“The Department of Defense (DoD) lacks a similar comprehensive understanding of the internet-connected assets and attack surface across the DoD enterprise; the committee notes in this regard that the DoD only recently discovered that it has twice as many managed connections to the internet as it thought it did—connections established and maintained by components that were not protected like the other sanctioned Internet Access Points managed by the Defense Information Systems Agency.
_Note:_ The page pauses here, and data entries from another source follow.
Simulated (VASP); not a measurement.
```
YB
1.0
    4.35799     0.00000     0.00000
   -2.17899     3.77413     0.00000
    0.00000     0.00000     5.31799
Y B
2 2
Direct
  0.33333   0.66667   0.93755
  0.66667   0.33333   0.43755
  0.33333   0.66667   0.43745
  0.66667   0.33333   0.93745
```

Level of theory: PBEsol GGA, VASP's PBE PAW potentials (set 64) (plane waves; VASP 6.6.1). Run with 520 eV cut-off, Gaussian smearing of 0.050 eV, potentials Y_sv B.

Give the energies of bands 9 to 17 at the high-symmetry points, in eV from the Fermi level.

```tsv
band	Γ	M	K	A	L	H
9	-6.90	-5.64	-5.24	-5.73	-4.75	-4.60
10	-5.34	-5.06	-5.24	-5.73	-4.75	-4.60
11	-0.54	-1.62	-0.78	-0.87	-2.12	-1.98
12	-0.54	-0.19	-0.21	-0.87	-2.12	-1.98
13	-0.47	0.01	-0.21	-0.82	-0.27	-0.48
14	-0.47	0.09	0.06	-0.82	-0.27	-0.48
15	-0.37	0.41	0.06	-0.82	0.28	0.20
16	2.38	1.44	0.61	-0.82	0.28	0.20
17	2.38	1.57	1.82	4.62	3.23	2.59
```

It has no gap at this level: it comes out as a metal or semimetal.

“Despite strides made by Joint Force Headquarters Department of Defense Information Network (JFHQ DODIN) in improving its enterprise-wide visibility of DoD networks, DoD networks are controlled by individual components, with JFHQ-DODIN deriving most of its situational awareness from component reporting. The committee believes that it is critical that JFHQ-DODIN achieve real-time visibility over all DoD networks.”

This complexity makes DoD networks particularly ripe for the application of technology known as Internet Operations Management (IOM). IOM capabilities enable organizations to:

  • Understand what their on-premise and cloud-hosted attack surfaces look like in near-real time, how elements of their networks behave externally; and
  • Detect previously unknown compromises, unsanctioned connections, misconfigurations, vulnerabilities, and threat activity.

“Internet Operations Management capabilities are a foundation for defensive cyber operations not just for the military but also for federal agencies and commercial customers,” said Joseph Lin, Vice President of Product Management at Palo Alto Networks. “All of these organizations have fundamental challenges around cyber situational awareness regarding their Internet-facing assets and devices.”

Warfare Training Command

Sailors training with the Automated Digital Network System course at Information Warfare Training Command, San Diego. (U.S. Navy photo by Electronics Technician 1st Class Christopher Yoshida)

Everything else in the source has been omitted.